2. Disruption from the “Ripple Effect” of Unconventionals

Rapid growth in US onshore unconventional liquids production and high levels of natural gas production have contributed to keeping liquids, gas, power, and industrial feedstock prices low. This has fueled disruptive change throughout the economy and altered the competitive landscape for refiners, petrochemicals companies, and energy infrastructure. In the upstream, shorter cycle times and very different subsurface risk and cash flow profiles have challenged strategies with disruptive impact along many dimensions.

3. Discovery Challenges

The challenges of our evolving resource base are accentuated by a decline in conventional exploration – conventional oil and gas exploration is yielding lower volumes of higher cost, lower value reservoirs. We must replace “cheap barrels” in the context of an evolving and increasingly expensive resource base, disappointing conventional exploration results, project delays, and rising costs and capital intensity.

One bright spot has been the offsetting effect of “field growth” – upward adjustments made to the volumetric resource estimates of prior year discoveries – which now often exceeds new discoveries. Roughly 2,000 conventional fields have their technical resources revised upward every year based more/better data, de-risking milestones, enhanced interpretation, etc. Therefore, some companies might opt to focus on existing basins and fields over traditional frontier exploration in order to reduce costs and mitigate declining exploration success rates. Others might opt to focus on unconventionals, which carry a very different subsurface risk (and cost) profile than conventional frontier exploration.

4. Fading Production

Upstream operating cash flow is both inadequate and in decline. Despite a period of high prices, returns in the upstream oil and gas sector were already down (i.e. both relative to historical returns on capital and relative to the cost of capital) well before the 2014 collapse in oil prices. Moreover, major producers struggled to grow their production (and to replenish reserves). Production is fading, operating margins have shrunk, the supply chain of services companies has telegraphed that its prices must rise, and the amount of invested capital has soared. Many large NOCs, such as Mexico’s PEMEX and Venezuela’s PDVSA, also face fading production.

5. Costs & Capital Efficiency

Most of the world’s conventional fields are “mature” and the operational complexities of mature fields grow over time – this puts pressure on costs. We also see cost escalation driven by a rising tide of local content requirements, falling yard productivity (e.g. more rework), and in some cases, other factors such as regulatory requirements and higher complexity.
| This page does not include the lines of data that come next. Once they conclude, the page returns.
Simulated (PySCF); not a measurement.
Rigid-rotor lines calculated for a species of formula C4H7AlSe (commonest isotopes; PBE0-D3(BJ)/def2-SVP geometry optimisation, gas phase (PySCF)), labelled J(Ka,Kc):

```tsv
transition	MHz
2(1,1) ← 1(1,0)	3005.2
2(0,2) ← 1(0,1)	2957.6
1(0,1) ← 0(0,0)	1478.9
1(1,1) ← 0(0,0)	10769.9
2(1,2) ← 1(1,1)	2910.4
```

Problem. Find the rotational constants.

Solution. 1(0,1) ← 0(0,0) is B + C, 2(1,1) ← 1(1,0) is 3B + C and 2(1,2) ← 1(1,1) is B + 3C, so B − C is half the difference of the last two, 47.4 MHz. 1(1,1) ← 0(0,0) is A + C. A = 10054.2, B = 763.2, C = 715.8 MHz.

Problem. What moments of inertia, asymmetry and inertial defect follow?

For example, UK offshore operators experienced a three-fold increase in development costs on a per barrel of oil equivalent (boe) over ten years, and unit operating costs rose even more. Production efficiency dropped over the same period from around 80 percent to less than 70 percent. As unit cost rises the economic life of fields is shortened; more reserves are stranded as infrastructure is decommissioned earlier.

6. New Technology and Expertise

Company operating models must be revised to accommodate the evolution of requisite capabilities – the combinations of assets, technology and expertise. For example, industry-changing innovation includes subsea-to-shore technologies, oil sands production, 3-D seismic acquisition and data processing, rotary steerable drilling, geo-steering with logging-while-drilling, horizontal drilling coupled with multi-stage hydraulic fracturing, and a host of completions techniques for unconventionals. Greater capabilities are required to enhance primary and tertiary recovery in shale gas and tight oil. Artificial lift for horizontal wells is an evolving science, and recovery is also managed through reservoir contact, in-fill drilling, trade-offs between lateral length and downspacing, and exploring prospects for refracturing.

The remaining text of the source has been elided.